Interview: Turner

Grotto-Fabulous: Kia Neill on Nature
Kitsch, Bison Scat, and Longing

Cameron Turner

 

Kia Neill's Terrain

“First, let your eyes adjust,” the docent said as we stepped into Kia Neill’s Terrain. We were glad we did. It was dark inside Women and Their Work gallery. After a couple minutes, our pupils dilated, and Neill’s magic began to work. Terrain encouraged the kind of reflective, poleaxed wonder normally reserved for kids plastering their faces against an FAO Schwartz window. The exhibition was a gorgeous riot of chickenwire and paper-mâché tufas, winking strands of Christmas lights, and glimmering pyramids of crystals fashioned from shattered CDs. A glowing cavescape with a few winding paths that encouraged you to get close and peer into its faux-muddy folds, the work breathed and burbled, simultaneously natural and artificial, womb-like and sepulchral. After we came up for air, Austin’s streets seemed gray and washed-out. We wished we were small enough to live inside the glittering blackness of Terrain.
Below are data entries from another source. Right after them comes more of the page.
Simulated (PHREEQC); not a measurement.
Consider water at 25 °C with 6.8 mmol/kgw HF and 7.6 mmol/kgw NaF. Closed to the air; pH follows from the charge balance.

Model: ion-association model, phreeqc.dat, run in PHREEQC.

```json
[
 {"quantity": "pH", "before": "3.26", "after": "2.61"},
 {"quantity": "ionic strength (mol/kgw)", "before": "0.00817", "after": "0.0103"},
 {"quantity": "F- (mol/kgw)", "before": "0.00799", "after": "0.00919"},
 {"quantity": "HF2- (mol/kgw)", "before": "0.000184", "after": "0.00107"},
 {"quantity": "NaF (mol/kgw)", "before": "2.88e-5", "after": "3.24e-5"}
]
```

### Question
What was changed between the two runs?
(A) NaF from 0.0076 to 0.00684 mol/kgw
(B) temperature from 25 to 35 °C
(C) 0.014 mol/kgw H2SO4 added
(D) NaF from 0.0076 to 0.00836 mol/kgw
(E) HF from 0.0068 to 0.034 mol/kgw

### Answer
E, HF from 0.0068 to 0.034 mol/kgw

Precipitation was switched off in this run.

If the downtown, neon-drenched strip of Reno, Nevada, suddenly gained self-consciousness and decided to birth a cave system, it would hire Kia Neill as chief consultant. Based in Houston, Neill has spent the last few years turning galleries into sophisticated, Lite-Brite riffs on landscapes, creating simulacrums of nature that, as she notes, “blur discomfort and the fantastic.”

Neill has attracted both popular and critical accolades for her work. Wayne Allan Brenner, writing for The Austin Chronicle, coined the term “fantasmaspeleological” to describe her work while lauding Terrain. Praising 2009’s exhibition Grotto, a smash at the Lawndale Art Center in Houston, Troy Shulze at the Houston Press wrote that the artist “mines our collective ideals of kitschy-sci-fi fantasy worlds to trigger an emotional response rooted in mass culture, a shared experience symbolically linked to what Neill calls the ‘invented artifact.’” If what we saw was any indication, Neill’s got her finger on that trigger, aiming for the blinged-out heart of our culture’s Kodachrome unconsciousness.

Kia Neill's Terrain

Cameron Turner: How’d you go about collecting the gaudy, gleeful hodgepodge of materials—CDs, rhinestones, wire—for Terrain? And what collections do you keep, or enjoy combing through?

Kia Neill: For the large installations, the materials are really chosen for economical reasons; what’s cheap (if not free!) and if I can efficiently manipulate these to create an effect similar to what I want. Through Craigslist I found someone giving away over 5000 of those AOL free Internet CDs, so I quickly snapped up the free bling and I still have about 4000 left. When it comes to working at such a large scale, it really is a compromise with the materials; what are my resources, how can I manipulate them, and how do I compose the effects I can create with them. I am a process-oriented artist, but my work isn’t necessarily about the materials. I have a vague notion of what I want when I go into production. Through the process of discovery in regards to material and effect, paying attention to the possible experiential impact, and really thinking about what it is exactly I’m interested in with a piece; this is when I realize what the resolve of a work should be. Sometimes where I end up is so far from what I originally thought, and sometimes it’s exactly what I envisioned. While the work is not really about process and material alone, it is a guiding resource for me as an artist when making decisions. As for smaller works, such as my Geode series, I tend to pick materials directly related to the concepts I’m interested in exploring, such as using rhinestones and fake flowers. I began this series of works with an interest in the replication of nature, or the kitschy more spectacular, more perfect, more “beautiful” version of nature that invades the home décor market. I shop primarily at craft stores and Home Depot. But sometimes I find amazing materials at discount department stores, like Marshall’s or T.J.Maxx. At the very least these stores are great for research, especially around the holidays because the housewares departments are full of all kinds of amazingly tacky, gorgeously gaudy knick-knacks; decorative glass plates, rhinestone crusted animal shaped pill boxes, crystal grapes, etc.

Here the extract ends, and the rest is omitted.